Thursday, December 3, 2009

Dance in New Media: Cirque du Soleil & Beatles "Love"

Today's example of dance in new media - Cirque du Soleil and the Beatles' Love - is actually presented in a traditional forum - the theater stage. Although this is a traditional venue, the aesthetic approach is very novel. Premiering in 2006 and currently performed at the Mirage Hotel's Love Theater in Las Vegas, Love is the artful mesh created by bringing street dancing into the same arena as the circus arts. It fuses elements of bboying and popping with acrobatics to convey concrete emotions in abstract set pieces. (Photo above is taken from the Wikipedia entry for the show.)

You can see the official website for "Love" here:

The show is an abstract emotional journey through the music of the Beatles. Set in non-chronological order, we follow various characters through set pieces originating from well-known songs such Lucy in the Sky with Diamonds and Eleanor Rigby. While there isn't a concrete narrative, the Cirque creators pieced together a compelling palette of acrobatics, street dance, extreme sports, clowning and pantomime. For street dancers, what we see is a new perspective on our styles as seen through a different lens. Take the Walrus character as an example. The title hero from I Am the Walrus appears as an energetic, tatooed free spirit who cavorts around the stage. He uses elements of waving, body isolations, and dimestops in his performance. For a show that has a cast of many colorful characters, it's flattering to see this Walrus character being embodied by a street dance performer. His dance becomes the signature of his personality. And by this distinction, he stands out. It's a wonderful realization to see a concrete character created from an amalgam of popping-inspired movements.

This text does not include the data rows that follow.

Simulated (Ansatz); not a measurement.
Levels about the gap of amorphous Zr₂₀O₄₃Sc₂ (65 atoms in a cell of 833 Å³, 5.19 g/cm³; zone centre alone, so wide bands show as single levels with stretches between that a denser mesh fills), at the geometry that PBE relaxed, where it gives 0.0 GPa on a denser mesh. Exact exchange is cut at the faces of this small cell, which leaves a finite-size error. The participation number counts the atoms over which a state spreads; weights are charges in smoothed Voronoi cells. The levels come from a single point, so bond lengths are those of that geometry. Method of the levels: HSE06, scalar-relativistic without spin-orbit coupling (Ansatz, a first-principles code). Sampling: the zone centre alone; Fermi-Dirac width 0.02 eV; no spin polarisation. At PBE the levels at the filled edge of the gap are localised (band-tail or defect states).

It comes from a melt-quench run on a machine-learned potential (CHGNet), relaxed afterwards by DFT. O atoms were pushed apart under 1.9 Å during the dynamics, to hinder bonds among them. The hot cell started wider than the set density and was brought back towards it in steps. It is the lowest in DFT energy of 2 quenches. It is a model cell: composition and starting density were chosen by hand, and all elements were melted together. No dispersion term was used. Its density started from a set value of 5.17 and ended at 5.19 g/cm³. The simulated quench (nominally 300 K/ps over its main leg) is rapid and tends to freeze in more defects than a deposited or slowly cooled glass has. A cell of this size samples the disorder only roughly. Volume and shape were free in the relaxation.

Bboying takes center stage during the Something piece in which a shirtless man finds himself bouncing back and forth between four female high-wire acrobats. As George Harrison sings the lyrics, our male hero on stage covers the floor with seamless floorwork, freezes, and power moves that convey his emotional turmoil. He can't hold on to any of the ladies floating in and out of his life. Perhaps he's racked by the fleeting nature of young love. The female high-wire acrobats swing to and fro around him, often just passing barely out of his grasp as they fly higher into the air on their trapezes. There are moments where are hero finds a brief second of human contact with a female companion. But it doesn't last. And it's heartbreaking. Rarely have we seen bboying used to convey emotions in a story context, especially the fragile nature of young love.

So what does this mean for street dancing in this new theatrical context? It means that we can reinterpret bboying, popping, and locking in a storytelling format while bringing something new to the table. The dynamic nature of Love makes street dance a welcome part of the show, as it adds a degree of performance that circus arts can't provide. Perhaps the Cirque creators realized this when they conceived of the show. The raw energy and illusional nature of our styles fits very well in this context without relying on a "street" or "urban" exterior. After all, Love isn't tied to traditionally seen hip hop locales such as Brooklyn or the Bronx. Maybe it took the outside perspective of the Cirque creators to bring our street dance styles to this new stage. They've reinterpreted them and opened the door for new stories to tell.